If I took the time to read the discussion.......you're only going to get a couple of those before we have a problem. I read the discussion. I said in my earlier post that I've had torsion bars fail prematurely and I've had them last for a very long time. Sometimes they just break. I was addressing your super-duper business suggestion to "overbuild" just to be safe. I was addressing the point that overbuilding could be a waste of money if the failure rate doesn't support it. I was addressing the point Kai knows their business more than YOU do.
Personal attacks, wonderful.
If you read my posts:
1. I said we don't know how KAI built the Cryo. However they built it, they have a low return rate due to premature broken springs according to the ZT Rep. I would imagine they'd overbuild them for warranty cost reasons. People will expect Kershaw to fix them, whether it was normal use or not.
2. Of course they know their business better than me, or you, or Karda. Yet here Karda seems to have inside information as to how the designers and engineers made the spring. Oh wait, that was just false information to try to prove his point, which is "it's abuse to flip them so often". The spring it self is not going to over travel, ever. It's not going to be forced to be under more stress than it already is. Tell me how you can achieve the two on a knife like the Cryo. Flicking is only going to release the spring's tension.
3. My opinion is simple: The spring bar failed prematurely due to a defective spring.

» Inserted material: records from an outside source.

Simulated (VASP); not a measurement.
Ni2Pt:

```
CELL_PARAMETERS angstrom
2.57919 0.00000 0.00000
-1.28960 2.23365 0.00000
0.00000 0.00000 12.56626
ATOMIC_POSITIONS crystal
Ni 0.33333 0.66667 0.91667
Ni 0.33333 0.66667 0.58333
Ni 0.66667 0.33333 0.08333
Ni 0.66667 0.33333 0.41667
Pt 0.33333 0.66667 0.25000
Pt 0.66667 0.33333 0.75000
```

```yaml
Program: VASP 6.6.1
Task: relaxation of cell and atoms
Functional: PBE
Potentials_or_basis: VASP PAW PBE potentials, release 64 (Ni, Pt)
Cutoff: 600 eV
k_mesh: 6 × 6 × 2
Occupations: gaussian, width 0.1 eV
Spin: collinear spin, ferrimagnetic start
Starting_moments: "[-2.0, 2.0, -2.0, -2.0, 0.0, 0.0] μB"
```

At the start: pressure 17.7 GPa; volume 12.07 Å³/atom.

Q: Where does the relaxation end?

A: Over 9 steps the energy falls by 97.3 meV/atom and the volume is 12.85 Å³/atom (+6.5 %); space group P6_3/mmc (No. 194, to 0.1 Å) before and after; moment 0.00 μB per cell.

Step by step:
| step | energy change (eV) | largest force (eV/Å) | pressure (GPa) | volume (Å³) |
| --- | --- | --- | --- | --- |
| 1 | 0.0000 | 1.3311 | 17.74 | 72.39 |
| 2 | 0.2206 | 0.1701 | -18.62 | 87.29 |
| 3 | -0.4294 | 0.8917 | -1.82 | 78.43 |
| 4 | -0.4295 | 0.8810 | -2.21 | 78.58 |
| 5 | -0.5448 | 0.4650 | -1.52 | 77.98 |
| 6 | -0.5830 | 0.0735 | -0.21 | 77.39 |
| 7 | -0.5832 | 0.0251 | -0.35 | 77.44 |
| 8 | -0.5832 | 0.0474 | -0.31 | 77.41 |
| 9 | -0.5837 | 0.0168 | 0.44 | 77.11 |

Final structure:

Given that the OP did not modify the knife's spring, and only flicked it open repeatedly neither of which induced 360+ Fahrenheit in temperature build up (ridiculous to even think that) nor induce the equivalent of 10,000 openings as per specifications nor induce metal fatigue (according to what I read on springs, that would happen maybe at 10,000+ "cycles"). Given the fact a Kershaw representative made a reply regarding that spring bars failing prematurely likely are defective, chances are this is just one occasion of a faulty spring bar.
Again that's my opinion, not fact not anything.
PS: Don't mock someone's idea for improvement as a way to further your point. It's how this forum is a database of information. People give their opinions on products and what they think they should change. In this case it wasn't what they should change, it's what they probably thought of long before I did, because as you said they do indeed know their business far more than me.
What was that you were saying?
Just from this thread alone.....
How many have been sold? How many returned for broken tension bars, and at what periods.
You speak as if with common sense you can somehow say statement and people will take them as facts.